First, I discuss how Ausonius stereotypes Bissula by her language and barbarian origin. He ascribes to her a dual identity based on her speech and appearance: Her speech reveals her origin as a “daughter of the Rhine”, her beauty, however, characterizes her as Roman. I propose that Ausonius’ cultural constructions of Bissula were informed by a long tradition of stereotyping imported slaves: Aristotle Pol. 1.1252b suggested that “barbarian and slave are the same in nature”. In addition, as speaking with a foreign accent marked slaves from the Eastern Mediterranean and the Black Sea as barbarians in Classical and Hellenistic Greece so it marked slaves from Germania as barbarians in the Roman Empire (see Forsdyke 2021: 170). Ausonius demonstrates that notions of otherness were deeply rooted in ancient societies of enslavers, even permeating Latin love poetry.

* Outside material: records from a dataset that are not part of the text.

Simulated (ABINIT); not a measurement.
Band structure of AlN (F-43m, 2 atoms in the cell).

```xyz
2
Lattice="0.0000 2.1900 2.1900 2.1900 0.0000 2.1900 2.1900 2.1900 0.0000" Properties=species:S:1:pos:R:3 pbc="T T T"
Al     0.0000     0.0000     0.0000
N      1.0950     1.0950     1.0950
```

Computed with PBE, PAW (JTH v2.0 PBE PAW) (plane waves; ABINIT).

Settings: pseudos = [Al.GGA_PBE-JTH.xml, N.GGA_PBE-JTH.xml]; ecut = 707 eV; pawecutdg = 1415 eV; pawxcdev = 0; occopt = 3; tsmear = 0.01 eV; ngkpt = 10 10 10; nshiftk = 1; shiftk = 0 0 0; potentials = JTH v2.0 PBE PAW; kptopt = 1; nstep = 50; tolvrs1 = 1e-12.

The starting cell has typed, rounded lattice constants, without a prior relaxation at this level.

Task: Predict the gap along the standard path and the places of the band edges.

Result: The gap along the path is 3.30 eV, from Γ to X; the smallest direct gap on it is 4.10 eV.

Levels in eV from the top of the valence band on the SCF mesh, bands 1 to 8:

Second, I propose that Ausonius attempts to legitimize his love by ascribing to Bissula a “Roman” beauty. This identification now allows him to rank her as more beautiful than Roman girls. In addition, he resorts to unusual means to reinforce her Romanness by calling Bissula a foster (alumna), i.e. a “quasi-kin” (see Sigismund-Nielsen 1999). The term foster was typically applied to freeborn foster children only (see Sigismund Nielsen 1999). Given that “[f]ostership ended with adulthood” (Setälä 1987: 15), alumna indicates that Bissula was a minor. I propose that identifying Bissula as a foster consequently complicates the relationship between foster father and ward (pupilla), master and slave, lover and beloved.

Overall, Bissula’s social dependency is co-constituted by Ausonius’ implication of superiority as a Roman, man, and slave master. In love poetry, the amator generally seeks to close the distance between himself and the beloved by pretending to be the beloved’s slave (see Pawlak 2018). Ausonius, by contrast, reaffirms his distance by qualifying his puella so as not to place a slave above a freeborn and a barbarian above Romans.

This paper will appeal to scholars interested in Latin love poetry, Roman history, ancient slavery, and late antiquity.